Andhra Pradesh's 294-seat assembly, dominated by the Seemandhra Party, turfed the Andhra Pradesh Reorganization Bill Thursday.
The Times of India reported "pandemonium" broke out in the hall just before the vote, with members leaving their seats to converge in the center well of the Assembly. Pushing and shoving continued until after the vote was taken by a show of hands.
The Deccan Chronicle newspaper, based in Andhra Pradesh, reported the day was "one of the most fractious" in the House. Seemandhra legislators pressed all House members to support state Chief Minister Kiran Kumar Reddy's call to vote against splitting the state.
A report by the Hindu newspaper said the bill had received 9,072 amendments during the six weeks of debate prior to the vote. All amendments will be sent back to the federal Parliament in New Delhi for reconsideration early next month.
Defeat of the bill is seen as an embarrassment for the federal Congress Party and its Andhra Pradesh state branch, the BBC reported, and a victory for the Seemandhra party, which has its base in the state's Seemandhra area of Rayalaseema in southern Andhra Pradesh and regions north along the coast.
The landlocked state of Telangana would have had a population of more than 35 million within its 44,300 square miles, a 2011 census indicated.

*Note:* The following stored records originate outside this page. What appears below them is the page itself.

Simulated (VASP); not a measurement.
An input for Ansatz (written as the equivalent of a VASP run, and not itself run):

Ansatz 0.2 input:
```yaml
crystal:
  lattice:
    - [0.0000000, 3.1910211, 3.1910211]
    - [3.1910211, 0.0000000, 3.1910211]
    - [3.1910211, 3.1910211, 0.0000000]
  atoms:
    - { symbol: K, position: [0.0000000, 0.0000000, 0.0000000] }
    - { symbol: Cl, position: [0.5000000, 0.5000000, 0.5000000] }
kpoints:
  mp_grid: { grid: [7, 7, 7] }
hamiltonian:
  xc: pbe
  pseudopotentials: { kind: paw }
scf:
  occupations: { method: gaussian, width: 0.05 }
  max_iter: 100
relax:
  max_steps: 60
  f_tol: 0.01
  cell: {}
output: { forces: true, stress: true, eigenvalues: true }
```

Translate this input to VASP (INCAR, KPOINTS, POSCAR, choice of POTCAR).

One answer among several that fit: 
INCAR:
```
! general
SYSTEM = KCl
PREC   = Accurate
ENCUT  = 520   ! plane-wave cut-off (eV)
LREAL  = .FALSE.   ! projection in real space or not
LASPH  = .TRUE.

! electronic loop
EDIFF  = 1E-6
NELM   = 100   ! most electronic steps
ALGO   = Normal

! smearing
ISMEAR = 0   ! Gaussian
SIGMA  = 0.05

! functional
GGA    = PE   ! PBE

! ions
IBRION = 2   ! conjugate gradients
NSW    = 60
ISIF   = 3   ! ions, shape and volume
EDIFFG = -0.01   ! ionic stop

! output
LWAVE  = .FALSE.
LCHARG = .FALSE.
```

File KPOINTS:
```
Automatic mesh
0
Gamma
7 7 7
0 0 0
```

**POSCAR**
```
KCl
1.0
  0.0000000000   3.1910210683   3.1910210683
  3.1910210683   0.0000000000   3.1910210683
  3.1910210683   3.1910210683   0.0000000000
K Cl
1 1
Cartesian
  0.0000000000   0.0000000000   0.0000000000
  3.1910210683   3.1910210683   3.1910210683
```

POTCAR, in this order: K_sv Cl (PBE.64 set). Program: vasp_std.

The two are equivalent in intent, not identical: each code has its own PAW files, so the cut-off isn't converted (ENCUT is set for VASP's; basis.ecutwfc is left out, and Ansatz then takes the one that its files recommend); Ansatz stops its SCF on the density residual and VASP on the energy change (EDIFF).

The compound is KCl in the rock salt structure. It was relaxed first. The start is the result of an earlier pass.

Boundaries among city states, states and regions have changed many times since the subcontinent gained independence from Britain in 1947.
Andhra Pradesh was created in 1956 during a major reorganization of states based along linguistic lines. The old Hyderabad state was divided into Andhra Pradesh, Bombay state -- since divided further -- and Maharashtra, now called Karnataka.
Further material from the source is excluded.